I'm enrolled in a literature class at a nearby university on autobiography. And I love it. My professor is so engaging, and his class is wonderful. He has selected absolutely perfect texts to really give us a feel for autobiography theory and how to address it in the current literary world.
And his class makes me want to start a book club. But I don't know where to begin! My best friend is a fellow English major graduate, but we are both very busy. Sometimes I think, maybe after I graduate. But, the truth is, she's too busy too, and she's not in grad school. She has four children and works part time. So there really isn't time. And who else do you start a book club with, except for your best friend who also happens to love books?
No, no...there just isn't time.
But I still love reading, and this class has inspired me to start reading for pleasure again. And it's provided me with several authors to peruse! I thought I'd start by chronicling them here. Maybe that will give me the book club without the club.
So, we just finished reading Half Broke Horses by Jeannette Walls for my class. And I loved it. Jeannette Walls is also the author of bestselling The Glass Castle, which I somehow missed with all the hype. When it was very popular, and there were months-long waiting lists at the libraries to check it out, I was actually working at a library in Los Angeles. I never bothered finding out what it was about, but was disgusted at the hysteria surrounding the book. I had been to my mother-in-law's book club a few times before I began work, and was less than impressed with the book selection, which wasn't exactly literary. If this is what book clubs were reading, count me out! (As an aside; I don't think her book club ever read it.) However, I am now determined to read it. That's how impressed I was with this book.

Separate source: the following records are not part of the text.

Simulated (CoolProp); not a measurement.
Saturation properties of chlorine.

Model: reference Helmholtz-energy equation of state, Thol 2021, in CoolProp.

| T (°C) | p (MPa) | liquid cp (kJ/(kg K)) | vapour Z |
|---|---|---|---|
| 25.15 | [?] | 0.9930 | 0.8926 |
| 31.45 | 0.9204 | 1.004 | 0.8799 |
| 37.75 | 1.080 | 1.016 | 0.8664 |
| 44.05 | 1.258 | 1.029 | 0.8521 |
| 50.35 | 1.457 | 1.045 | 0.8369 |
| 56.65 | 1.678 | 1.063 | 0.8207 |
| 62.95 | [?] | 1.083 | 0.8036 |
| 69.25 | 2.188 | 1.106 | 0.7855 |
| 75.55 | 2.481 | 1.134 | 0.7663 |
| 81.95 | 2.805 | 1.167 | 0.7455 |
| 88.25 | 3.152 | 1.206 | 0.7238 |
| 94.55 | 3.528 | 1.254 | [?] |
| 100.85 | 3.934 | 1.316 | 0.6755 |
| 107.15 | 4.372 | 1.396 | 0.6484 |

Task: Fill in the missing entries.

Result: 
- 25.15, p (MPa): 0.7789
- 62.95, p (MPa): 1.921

I promise to not give away any endings or surprises, so don't worry. But I was very impressed. Walls classifies it as a "true life novel" because it's written in first person, but she is retelling the story of her grandmother's life and had to fill in a number of details. She verified what she could, being a dutiful journalist, but still fabricated enough to put it together. It starts with Lily (her grandmother) as a child on a ranch in Texas and follows her through to the birth of the author. She handles a lot of abstract ideas through the course of the novel, but it is always done through the narrative; there are never dull moments of theorizing on the ways of the world. She makese it clear enough; she has a number of profound one-liners. She says "I hadn't been paying much attention to things like the sunrise, but that old sun had been coming up anywhat. It didn't really care how I felt, it was going to rise and set regardless of whether I noticed it, and if I was going to enjoy it, that was up to me" (113). The entire text is littered with aphorisms like this one, all based on lessons her grandmother presumably learned through her life of hard work.
Additionally, it reads very much like a life history (because it's based on one) and for those of us who live in the West, it's a history that sounds like it could have been our own ancestors. I have ancestors from San Antonio and Colorado, both places this narrative could have taken place in (even though it didn't). While I don't know if any of them were ranchers per say, it's hard to imagine at that time that they weren't. For me, it was like reading a slice of what my family history might be.
The best part of this book, for me, honestly is that I can recommend it without caveat to my mother. My mother loves to read, but often doesn't know what to read, and I'd never categorize her tastes as especially literary. But, she likes a good story and likes clean books. This book, in my opinion, meets both of those criteria. The foul language is very limited, and there isn't a single "F" word. There are no graphic sex scenes (but, that makes sense. Can you imagine writing about your grandmother's sex life? I think not) and the characters are basically good people. If you need a book to recommend to your mother, this is a good one.